True story: when I was 13, I submitted a story to Marvel comics and an editor there called me to critique it. For a year or so I thought that would be my calling. It wasn’t. Thank God, because then I would be someone writing comics who wasn’t Matt Fraction. And I would hate Matt Fraction.
You know the way the Tasmanian Devil is more or less a cloud of dust with stars and lightning bolts coming out of it, pausing occasionally to wag his tongue before spinning maniacally again? That’s Matt Fraction. If you want the graduate-level sample of his work, pick up the almost impossible-to-describe Casanova trade paperback, which is about sex and time travel and twins and family betrayals. It’s illustrated by the twin brothers Gabriel Ba and Fabio Moon, whose work wouldn’t be out of place in an alternate reality in which Saul Bass and Alex Toth lived in Milan in 1970 among lesbian vampires and were fed hallucinogenic mushrooms. Casanova is so good that Fraction has some guy named Michael Chabon writing back-up stories for it.

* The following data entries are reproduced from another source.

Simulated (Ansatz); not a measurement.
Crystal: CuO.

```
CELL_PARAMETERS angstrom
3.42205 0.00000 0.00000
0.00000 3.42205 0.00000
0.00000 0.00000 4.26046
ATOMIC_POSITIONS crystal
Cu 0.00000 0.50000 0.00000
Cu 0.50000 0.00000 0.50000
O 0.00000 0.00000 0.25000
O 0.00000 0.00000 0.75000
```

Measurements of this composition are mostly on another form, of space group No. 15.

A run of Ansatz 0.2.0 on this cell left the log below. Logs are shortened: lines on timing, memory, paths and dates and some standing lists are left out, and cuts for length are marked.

But if you aren’t prepared to have a narrative thread floss your teeth until they feel like they’re going to be pulled out of your head, start instead with Fraction’s book Hawkeye, which might just be the best superhero comic on the market this moment. It’s quite reader friendly, with minimal continuity to explain, a lovable screw-up protagonist, and crime fighting storylines that are thrilling and cleverly explicated. Illustrated by David Aja in a Law and Order, no-nonsense style not unlike David Mazzuccelli’s Daredevil or Michael Lark’s Gotham PD, Hawkeye is the continuing adventures of the powerless Avenger Clint Barton, who fires arrows and gets beaten up by druglords and old girlfriends. Fraction’s signature style is to be elliptical, though not in a maddening way. He omits most ways of locating you in time and space (i.e., those old-fashioned hand-holds that say “meanwhile, at Avengers mansion”), trusting instead that even if you need to read a comic three times to make sense of it, you’ll appreciate the extra work you put in.
Which seems to be the overwhelming reaction. Nominated for multiple Eisners (San Diego’s equivalent of the Oscars), Fraction has a great feel for the character, his woman troubles, his shortcomings and, yes, his dog. Lucky (aka Pizza Dog) gradually becomes an important character, elevated in fact to narrating issue #11. Blogger Rachel Edidin texted me to announce that Hawkeye #11 was the best thing in the history of the universe, which may or may not be true, but it does feature this: the dog thinks in Chris Ware Building Story-style ideograms, while going through Hawkeye’s apartment building. It’s like a missing page from Ware’s notebooks.
Another Eisner nominee this year is Saga, by Brian K. Vaughan and Fiona Staples. Author Vaughan honed his world-building chops on series like Y the Last Man, Runaways, Ex Machina, and a strange little puzzle on television called Lost. (Before you ask — he left after Season Five, so don’t blame him.) This storyline plunks you down in medias res and does a little narrative backscratching to catch you up — it’s a bumpy touchdown, but then it relaunches excitingly. In brief, lovers from two hostile races meet, have a kid, and need to go on the lam. They’re pursued by royalty, ghosts, bounty hunters, and god knows what else. It’s a thrill ride, and Vaughan knows just how to end most issues on a cliffhanger without it seeming like a cheap effect.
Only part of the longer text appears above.